Thursday, April 07, 2005

iMac Airport Cards & Linksys Wireless Routers

I promise, despite the overly tech-head title of this article, it will eventually apply to all of you. Really.

The last three months have been a veritable blizzard of changing addresses, unpacking boxes, and hooking up various services to our home. The one great holdout has been an internet connection. Easton (as many of you know) hasn't been wired for cable (therefore, no cable modem) and we're too far from the nearest phone "station box" for DSL... so the only choices is dial-up.

Except that the church has a satellite broadband connection... and a wireless router pointed at the parsonage. (I'm sure I've lost some of you by now - let me try to explain it a little better: it's like having a super-fast cable modem connected to a DirectTV dish at the church office, which we can connect at the house kinda like a cell phone uses a cell tower to connect.) All we had to do was make our poor little iMac wireless-ready. And all that takes is what Apple calls an "Airport Card".

Well, I bought & installed the Airport card... and it didn't work. So, I called Mark Curts and got the passwords & other necessary stuff from him (hi, Mark!). No luck. I had a tech-savvy friend from Nashville (hi, Chip!) help me with the wireless router at the church. Still didn't work. A gamer buddy here in Fresno (hi, Randy!) brought his laptop and checked to make sure we could get a signal in the house. We could - but not with our computer. A friend of Nancy's from Northpointe (hi, Dana!) helped make sure everything was cool at the church and did major research into how to make the Airport card work. Close, but no cigar. I called Apple Tech Support (twice!) and got some helpful answers... but their final call was simply "take to a service provider who can look at it." (And we won't get into how non-helpful CompUsa was... sigh.)

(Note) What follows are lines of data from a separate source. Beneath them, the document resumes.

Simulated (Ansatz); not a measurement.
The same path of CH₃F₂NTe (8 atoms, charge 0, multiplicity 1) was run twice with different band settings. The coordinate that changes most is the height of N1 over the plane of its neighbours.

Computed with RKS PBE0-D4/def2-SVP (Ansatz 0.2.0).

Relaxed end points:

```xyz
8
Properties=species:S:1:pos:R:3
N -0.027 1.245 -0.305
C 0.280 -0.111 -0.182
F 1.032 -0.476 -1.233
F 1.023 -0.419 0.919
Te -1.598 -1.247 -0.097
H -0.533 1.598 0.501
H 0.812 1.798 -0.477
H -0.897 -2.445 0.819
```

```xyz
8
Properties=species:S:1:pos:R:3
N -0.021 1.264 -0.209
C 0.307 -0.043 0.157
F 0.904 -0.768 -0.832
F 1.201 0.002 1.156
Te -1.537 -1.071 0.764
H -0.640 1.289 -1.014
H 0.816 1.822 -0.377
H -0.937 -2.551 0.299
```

So, yesterday, my dad & I drove 100+ miles to Modesto, CA, to Mac Daddy (yep, the place really is called Mac Daddy.) A Gen-X looking dude in a knit cap (hi, Jeff!) popped open the back of my ruby iMac, moved a couple of things around... and made it work. (Here's a short plug for the guys who rescued my 'puter: http://www.macdaddy.net/)

That's all it took... 5 minutes with a guy who knew exactly what to do.

My mind made a jump this morning from my computer 'life' to my spiritual life. Why in the world do I spend so much time asking people for help when God himself, the ultimate tech-head when it comes to my life, is waiting to tune me up and connect me to His love & power. He knows exactly what to do. Nothing wrong with other people, mind you... but it makes a whole lot more sense to go to God first.

What do you need to go to God about today? Where & how do you need to be connected?

For I know the plans I have for you," declares the Lord, "plans to prosper you and not to harm you, plans to give you hope and a future. Then you will call upon me and come and pray to me, and I will listen to you. You will seek me and find me when you seek me with all your heart.

Jeremiah 29:11-13 (NIV)

This post originally appeared in the 10/23/03 edition of The Grapevine, the newsletter of NewLife Community Church.

Wednesday, April 06, 2005

"Anti-Christ" No More: Evangelicals Praise Pope

http://www.christianitytoday.com/ct/2005/114/21.0.html

An excellent article from Christianity Today's website, compiling evangelical response to life, death, ministry & leadership of Pope John Paul II. The blurb reads: "Most are unreserved in their praise on political, social, and even theological matters, but critique of papacy remains."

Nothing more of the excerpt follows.